By Alexandria Sheffield

Alexandria Sheffield is an Attorney at Law for the Immigration Law Offices of Hadley Bajramovic, London, UK. She provides counsel in all aspects of corporate immigration to start-ups, multinational conglomerates, entertainment production companies, among others.

When a US employer seeks to permanently hire a foreign national, the employer must sponsor the foreign national’s Green Card. Though there are multiple stages of this process, this article will focus on Program Electronic Review Management (“PERM”) stage, a term that refers to the labor market testing an employer must conduct in order to obtain labor certification from the US Department of Labor (DOL). 

What is PERM?

PERM refers to process in which employers test the labor market to see if there are any US workers who are able and willing to perform the job for which the employer wishes to sponsor the foreign national. PERM is also the name of application that must be submitted to the DOL after the employer has tested the market. 
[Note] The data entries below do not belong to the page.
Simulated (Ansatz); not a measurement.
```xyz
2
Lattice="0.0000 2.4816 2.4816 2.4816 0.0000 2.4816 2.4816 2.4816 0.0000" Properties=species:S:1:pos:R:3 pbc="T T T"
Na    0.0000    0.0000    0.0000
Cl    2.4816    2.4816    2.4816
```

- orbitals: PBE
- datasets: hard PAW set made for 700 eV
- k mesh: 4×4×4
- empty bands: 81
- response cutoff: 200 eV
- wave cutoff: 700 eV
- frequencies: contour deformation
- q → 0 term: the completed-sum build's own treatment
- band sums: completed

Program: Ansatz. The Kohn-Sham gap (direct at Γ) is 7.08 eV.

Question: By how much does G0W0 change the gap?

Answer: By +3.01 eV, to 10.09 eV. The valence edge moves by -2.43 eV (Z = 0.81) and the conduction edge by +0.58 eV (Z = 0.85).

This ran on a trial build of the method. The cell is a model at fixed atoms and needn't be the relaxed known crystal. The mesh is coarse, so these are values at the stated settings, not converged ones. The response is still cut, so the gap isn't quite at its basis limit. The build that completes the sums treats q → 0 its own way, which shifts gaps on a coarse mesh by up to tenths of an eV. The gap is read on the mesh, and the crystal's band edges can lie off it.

While many employers may think their normal hiring practices would suffice for this process, these practices will unfortunately not.  Employers must undergo the formal DOL-led process to ultimately sponsor the foreign national. 

The PERM process itself contains many steps that must be followed precisely in order to receive labor certification (i.e. the “golden ticket”) from the DOL. The following steps must be followed to successfully obtain labor certification from the DOL: 

  1. Job Description: 

The first step in PERM is to carefully craft a job description that specifically defines the job duties and requirements of the position the employer is offering to the foreign national. This is the most important step of the PERM process as it frames the entire PERM application. The foreign national’s job description must remain the same throughout all stages of the PERM process. When considering the job requirements, employers should note that foreign national beneficiary will have to demonstrate they qualify for the position as advertised based on experience and credentials they possessed prior to joining the sponsoring employer. In other words and with limited exception, none of the skills/experience the foreign national gained on the job with the sponsoring employer can be used to qualify the foreign national for the position advertised.

  1. Prevailing Wage Determination

Once the job description has been carefully crafted, the next step is to file the prevailing wage determination with the DOL. In submitting this application, the DOL will examine the requirements and duties of the foreign national’s position in order to determine the minimum wage- according to the employer’s geographic area- the employer must pay to the foreign national they seek to sponsor.

  1. Advertising: 

After the prevailing wage has been determined by the DOL, the employer must draft the ad language and begin advertising for the position they seek to sponsor. The following ads must be run for all PERM applications 

  1. Ad on the DOL website for the state in which the job is located for at least 30 days 
  2. Ad in a newspaper of general circulation on two consecutive Sundays 
  3. Ad at the actual worksite of the employer for at least 10 business days 

If the employer seeks to sponsor a professional position, employers must choose three of the following additional advertising methods:

  1. Post the ad on employer’s website;
  2. Post the listing in a journal that is sponsored by a trade or professional organization;
  3. Post on job search web site other than the employer’s website;
  4. On campus recruiting;
  5. Use of a private employment firm;
  6. Job fair posting;
  7. Employee referral program with clear incentives;
  8. Local or ethnic newspaper; or
  9. Radio ads.

After all of the ads have run, the employer must wait thirty additional days before proceeding to the filing of the PERM application with the DOL. This is referred to as the “cool down” period as this period allows time for anyone who has viewed the ads to submit their resume to the employer. Employers must assess every application in good faith. The employer can only disqualify an applicant for a genuine business-related reason and based on the requirements set forth in the job description. 

  1. PERM Application:

After the ads have been run, and the cool down period has been followed, the employer can file the PERM application with the DOL. After the employer has submitted the PERM application and verified that the employer has legitimately filed the application, the DOL will begin processing the PERM application

  1. Certification:

When a PERM is approved (or “certified”) by the DOL, it means the DOL has certified that there are no US workers who could do the job offered and, therefore, employers are authorized to petition for an immigrant visa (Green Card) for the foreign national so he or she can work in the job offered permanently. Upon approval of the PERM, employers may file a form I-140 (immigrant visa petition) with USCIS. This must be done within 180 days of the PERM approval or the PERM will expire and become unusable.